US prosecutors say they have broken up an international insider trading ring of hackers and securities traders that made tens of millions of dollars.

US Smashes $100m 'Insider

Nine people were charged in Brooklyn, New York and Newark, including Ukrainian hackers and security traders, accused of making $30m (£19m).

They are accused of breaking into the computers of companies that put out corporate press releases, and trading on the information before it was made public.

Five defendants were taken in custody, while arrest warrants were issued for four others.

The suspects were charged with 23 counts, including securities fraud, computer fraud and conspiracy to commit money laundering.

The US Securities and Exchange Commission brought related civil charges against the nine plus 23 other individuals and companies, bringing the total to 32. It said that overall the crime resulted in more than $100m (£64m) of illegal profit.

Federal authorities said it was the largest scheme of its kind ever prosecuted.

“This case illustrates how cyber criminals and those who commit securities fraud are evolving and becoming more sophisticated,” Paul Fishman, the US attorney for New Jersey, said at a news conference

The US Justice Department said in a statement that the scheme aimed to “hack into three business newswires and steal yet-to-be published press releases containing non-public financial information that was then used to make trades.”

The hackers created a “video tutorial” to help traders view the stolen releases, and were paid a portion of the profits from trades based on information contained there, prosecutors said.

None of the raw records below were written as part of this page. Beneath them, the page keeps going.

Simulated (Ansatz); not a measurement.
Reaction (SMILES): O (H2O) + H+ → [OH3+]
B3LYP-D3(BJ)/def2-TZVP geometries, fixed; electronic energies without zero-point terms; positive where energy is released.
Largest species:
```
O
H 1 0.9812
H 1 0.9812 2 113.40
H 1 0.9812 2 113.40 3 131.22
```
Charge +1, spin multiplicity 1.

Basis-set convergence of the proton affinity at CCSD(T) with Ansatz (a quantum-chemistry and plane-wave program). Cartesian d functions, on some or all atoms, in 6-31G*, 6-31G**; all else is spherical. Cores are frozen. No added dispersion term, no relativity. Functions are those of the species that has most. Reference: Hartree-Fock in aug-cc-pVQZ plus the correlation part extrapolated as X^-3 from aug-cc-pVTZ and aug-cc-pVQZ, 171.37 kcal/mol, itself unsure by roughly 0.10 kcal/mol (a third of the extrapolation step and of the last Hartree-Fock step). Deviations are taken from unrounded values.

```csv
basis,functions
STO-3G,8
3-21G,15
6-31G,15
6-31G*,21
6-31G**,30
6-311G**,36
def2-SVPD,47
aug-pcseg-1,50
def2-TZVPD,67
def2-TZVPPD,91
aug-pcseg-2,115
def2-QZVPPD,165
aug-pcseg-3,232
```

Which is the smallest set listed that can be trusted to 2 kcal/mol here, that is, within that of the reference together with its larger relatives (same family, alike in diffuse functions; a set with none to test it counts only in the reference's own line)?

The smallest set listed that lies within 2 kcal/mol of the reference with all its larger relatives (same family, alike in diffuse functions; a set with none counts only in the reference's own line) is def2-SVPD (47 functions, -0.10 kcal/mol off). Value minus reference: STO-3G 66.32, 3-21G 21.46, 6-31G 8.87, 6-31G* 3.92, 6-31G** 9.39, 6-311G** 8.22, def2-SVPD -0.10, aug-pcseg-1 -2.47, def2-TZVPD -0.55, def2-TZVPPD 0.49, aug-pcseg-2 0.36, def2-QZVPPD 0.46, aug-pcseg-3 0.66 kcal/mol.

Starting in 2010, the hackers allegedly gained early access to hundreds of news releases from services including Marketwired of Toronto, Canada, PR Newswire, based in New York, and San Francisco-based Business Wire.

The news releases contained earnings figures and other corporate information.

The traders then used the information to make trades before the releases came out, exploiting a time gap ranging from hours to three days, prosecutors said.